At Guardian Books, Will Self, for a forthcoming lecture, writes:
I believe the serious novel will continue to be written and read, but it will be an art form on a par with easel painting or classical music: confined to a defined social and demographic group, requiring a degree of subsidy, a subject for historical scholarship rather than public discourse.
He fails to convince me, but mine might be a minority view. However, I will pick up on one point. He writes:
This is not to say that everyone walked the streets [in the twentieth century] with their head buried in Ulysses or To the Lighthouse, or that popular culture in all its forms didn’t hold sway over the psyches and imaginations of the great majority. Nor do I mean to suggest that in our culture perennial John Bull-headed philistinism wasn’t alive and snorting: “I don’t know much about art, but I know what I like.” However, what didn’t obtain is the current dispensation, wherein those who reject the high arts feel not merely entitled to their opinion, but wholly justified in it.

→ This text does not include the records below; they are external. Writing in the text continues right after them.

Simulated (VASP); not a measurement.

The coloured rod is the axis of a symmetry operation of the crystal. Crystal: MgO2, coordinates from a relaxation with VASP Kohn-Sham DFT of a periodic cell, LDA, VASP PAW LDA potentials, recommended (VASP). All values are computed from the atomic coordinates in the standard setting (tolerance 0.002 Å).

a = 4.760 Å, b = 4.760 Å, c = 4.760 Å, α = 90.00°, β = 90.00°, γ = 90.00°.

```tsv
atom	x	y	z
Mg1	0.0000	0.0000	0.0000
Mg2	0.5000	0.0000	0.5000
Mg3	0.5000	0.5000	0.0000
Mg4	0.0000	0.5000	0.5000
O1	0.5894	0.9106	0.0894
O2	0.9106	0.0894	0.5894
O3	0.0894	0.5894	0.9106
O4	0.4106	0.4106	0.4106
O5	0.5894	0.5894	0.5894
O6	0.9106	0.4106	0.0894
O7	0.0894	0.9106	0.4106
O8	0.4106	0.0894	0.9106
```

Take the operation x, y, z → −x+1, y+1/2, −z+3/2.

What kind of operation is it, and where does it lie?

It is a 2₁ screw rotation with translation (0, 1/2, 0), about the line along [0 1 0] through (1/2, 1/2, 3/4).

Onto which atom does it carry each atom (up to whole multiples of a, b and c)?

I have met a few people in my life who have said something very much like “I don’t know much about art, but I know what I like.” And none of them ever snorted. It was always said with humility, and with a sense of admiration for people who do know much about art. Arts administrators: are these not the very people you would like to meet? They like something, have had a response to something, although they know little of the context. Show interesting art, and those who know much about art will come to you. Those who don’t like anything, you will never reach. But those finding their way – and in many genres, I could count myself among them – in music, theatre, dance, visual art, film, poetry and prose? Talk to them.
Michael Wilkerson says
There was a time not so long ago when the anticipation of the “fall list” was important not just to novelists and their high-level friends but to readers in general. People couldn’t wait for the release of the new Roth, or Vonnegut, or Updike…it was a limited (white, mostly male) world but literature was not just for the artistic elite. It even made money, and lots of it. Today there is a remarkably robust universe of nonprofit publishing. There’s no decline in the number of writers, and the number of people with deep affection for literature is still large enough, but I agree with Self that the novel has essentially passed from something that had a non-elite public into something else….there will always be popular stories, of course, but the literary novel is just going to be a different and less visible critter than it was thirty or forty years ago. That’s a shame, especially to novelists, but I guess barbershop quartets were pretty good, too.